Christopher Tubbs created HADOOP-12918:
------------------------------------------
Summary: MiniDFSCluster uses wrong IP address
Key: HADOOP-12918
URL: https://issues.apache.org/jira/browse/HADOOP-12918
Project: Hadoop Common
Issue Type: Bug
Components: ipc
Affects Versions: 2.6.3, 2.6.1, 2.2.0
Reporter: Christopher Tubbs
MiniDFSCluster seems to be registering the DataNode using the machine's
internal IP address, rather than "localhost/127.0.0.1". It looks like the
problem isn't MiniDFSCluster specific, but that's what's biting me right now
and I can't figure out a workaround.
MiniDFSCluster logs show roughly the following (jetty services ignored):
NameNode starts org.apache.hadoop.ipc.Server listening on
localhost/127.0.0.1:43023
DataNode reports "Configured hostname is 127.0.0.1"
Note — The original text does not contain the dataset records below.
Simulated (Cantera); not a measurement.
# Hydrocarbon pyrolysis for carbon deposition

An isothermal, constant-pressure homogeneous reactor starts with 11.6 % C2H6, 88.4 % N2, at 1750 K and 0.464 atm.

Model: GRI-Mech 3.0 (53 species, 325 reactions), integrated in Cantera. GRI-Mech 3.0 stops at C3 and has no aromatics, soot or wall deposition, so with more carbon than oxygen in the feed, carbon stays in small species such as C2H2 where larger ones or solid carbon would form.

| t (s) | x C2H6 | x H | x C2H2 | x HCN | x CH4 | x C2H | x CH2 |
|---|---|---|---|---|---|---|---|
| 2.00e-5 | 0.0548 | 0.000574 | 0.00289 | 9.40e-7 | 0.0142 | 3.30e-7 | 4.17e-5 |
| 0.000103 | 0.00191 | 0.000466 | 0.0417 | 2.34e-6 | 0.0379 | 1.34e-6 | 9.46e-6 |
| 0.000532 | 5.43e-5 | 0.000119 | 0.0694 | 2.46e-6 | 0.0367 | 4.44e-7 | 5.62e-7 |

DataNode reports "Opened streaming server at /127.0.0.1:57310"
DataNode starts org.apache.hadoop.ipc.Server listening on
localhost/127.0.0.1:53015
DataNode registers with NN using storage id
DS-XXXXXXXXX-172.31.3.214-57310-XXXXXXXXXXXXX with ipcPort=53015
NameNode reports "Adding a new node: /default-rack/172.31.3.214:57310"
The storage id should have been derived from 127.0.0.1, and the so should all
the other registered information.
I've verified with netstat that all services were listening only on 127.0.0.1
This resulted in the client being unable to write blocks to the datanode,
because it was not listening on the address given to it by the namenode (the
address it was registered under).
The actual client error message is:
{code:java}
[IPC Server handler 0 on 43023} INFO org.apache.hadoop.hdfs.StateChange -
BLOCK* allocateBlock: /test-dir/HelloWorld.jar.
BP-460569874-172.31.3.214-1457727894640
blk_1073741825_1001{blockUCState=UNDER_CONSTRUCTION, primaryNodeIndex=-1,
replicas=[ReplicaUnderConstruction[172.31.3.214:57310|RBW]]}
[Thread-61} INFO org.apache.hadoop.hdfs.DFSClient - Exception in
createBlockOutputStream
java.net.ConnectException: Connection refused
at sun.nio.ch.SocketChannelImpl.checkConnect(Native Method)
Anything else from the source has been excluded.